The modernist movement that Diaghilev found himself spearheading threw all that accumulated affectation of prettiness away by simultaneously moving forward and very far back. Artists at the turn of the century weren’t afraid to reach backward into the primitive while exploring progressive attitudes and technological advances. After 1910, Diaghilev’s Russian Ballet became the artistic world’s central terminal and meeting ground. Having taken Paris, London, and New York by storm with the rich colors and bold shapes of Léon Bakst’s designs; the startling dissonances of Stravinsky’s music for The Firebird and Petrushka; and, above all, the sensual, acrobatic intensity of the young dancer Vaslav Nijinsky, Diaghilev’s troupe found itself cosmopolitanizing. Debussy, Ravel, Satie, Poulenc, and Milhaud provided their music; Jean Cocteau was among those who supplied scenarios. The young Spaniards and Frenchmen revolutionizing modern painting — Picasso, Braque, Matisse, Juan Gris — joined Bakst and Alexandre Benois on their design roster.

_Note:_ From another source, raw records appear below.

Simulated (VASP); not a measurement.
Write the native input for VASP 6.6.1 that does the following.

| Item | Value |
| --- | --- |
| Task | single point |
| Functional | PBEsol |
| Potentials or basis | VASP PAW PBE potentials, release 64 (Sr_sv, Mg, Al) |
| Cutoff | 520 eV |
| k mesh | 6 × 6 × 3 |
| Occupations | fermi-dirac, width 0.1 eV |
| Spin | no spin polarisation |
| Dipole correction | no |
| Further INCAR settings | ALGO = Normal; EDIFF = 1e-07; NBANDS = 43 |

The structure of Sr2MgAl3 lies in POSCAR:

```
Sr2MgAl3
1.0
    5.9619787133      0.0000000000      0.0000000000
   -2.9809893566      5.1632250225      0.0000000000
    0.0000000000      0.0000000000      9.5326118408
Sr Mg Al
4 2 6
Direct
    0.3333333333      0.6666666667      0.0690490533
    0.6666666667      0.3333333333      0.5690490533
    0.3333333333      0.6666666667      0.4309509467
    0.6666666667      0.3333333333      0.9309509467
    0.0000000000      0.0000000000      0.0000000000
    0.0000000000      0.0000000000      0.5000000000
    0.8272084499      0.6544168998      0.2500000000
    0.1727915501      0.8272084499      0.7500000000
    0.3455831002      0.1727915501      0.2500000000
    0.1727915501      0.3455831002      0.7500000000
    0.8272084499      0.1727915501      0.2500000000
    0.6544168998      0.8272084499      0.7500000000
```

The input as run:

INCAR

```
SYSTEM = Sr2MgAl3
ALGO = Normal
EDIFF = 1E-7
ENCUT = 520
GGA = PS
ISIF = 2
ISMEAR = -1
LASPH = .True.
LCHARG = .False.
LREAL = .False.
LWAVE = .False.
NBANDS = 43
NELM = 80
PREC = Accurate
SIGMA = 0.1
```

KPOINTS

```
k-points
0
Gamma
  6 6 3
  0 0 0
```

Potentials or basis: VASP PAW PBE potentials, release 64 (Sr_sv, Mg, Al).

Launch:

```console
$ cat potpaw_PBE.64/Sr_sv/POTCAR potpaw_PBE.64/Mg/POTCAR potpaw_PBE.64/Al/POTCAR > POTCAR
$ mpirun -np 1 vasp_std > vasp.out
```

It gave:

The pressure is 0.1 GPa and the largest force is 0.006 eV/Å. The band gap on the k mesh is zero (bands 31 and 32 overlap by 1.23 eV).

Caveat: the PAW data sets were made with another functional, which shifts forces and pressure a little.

Everybody who believed that art could progress went to the Ballets Russes, sometimes getting more progress than they bargained for. Nijinsky raised eyebrows with the erotic explorations that suffused his choreography for Debussy’s Afternoon of a Faun (1912) and Jeux (1913). Satie and Cocteau drew hisses from the purists by including a typewriter, pistol shots, and an Irving Berlin tune in the score for Parade (1917). The peak moment of outrage, of course, came with the premiere of Stravinsky’s ferocious Rite of Spring, choreographed by Nijinsky in 1913. The audience’s shouts of protest, hoots, and whistles drowned out the orchestra; Nijinsky had to stand in the wings, shouting the counts of the constantly changing rhythms for the dancers.
Terrence McNally’s new play, Fire and Air, directed by John Doyle at Classic Stage Company, gives a hasty and superficial guided tour of this rich but heavily worked-over material, while striving to explore — like far too many of its predecessors — the intense, troubled relationship of Diaghilev and Nijinsky. Such a focus may be inevitable: Diaghilev imposed his sexual-romantic infatuations on his company to such a degree that the line between gossip-column dish and aesthetic discussion becomes extremely indistinct. Steeped in dance from childhood, the charismatic nineteen-year-old Nijinsky not only became an international sensation through his Ballets Russes performances but within a few years had also begun to reveal remarkable originality as a choreographer. That he owed both his opportunities to Diaghilev’s fixation on him, and much of his cultivated sensibility to the impresario’s unremitting tutelage, does not mean that he was merely a pretty boy obeying orders. Nijinsky clearly had a personality and a vision all his own, which a less obsessive mentor might have nurtured for a longer time. As it was, Nijinsky’s abrupt marriage to a would-be dancer, while the company was touring South America, precipitated an irreparable breach with Diaghilev. Coupled with the onset of schizophrenia shortly thereafter, it destroyed Nijinsky’s career.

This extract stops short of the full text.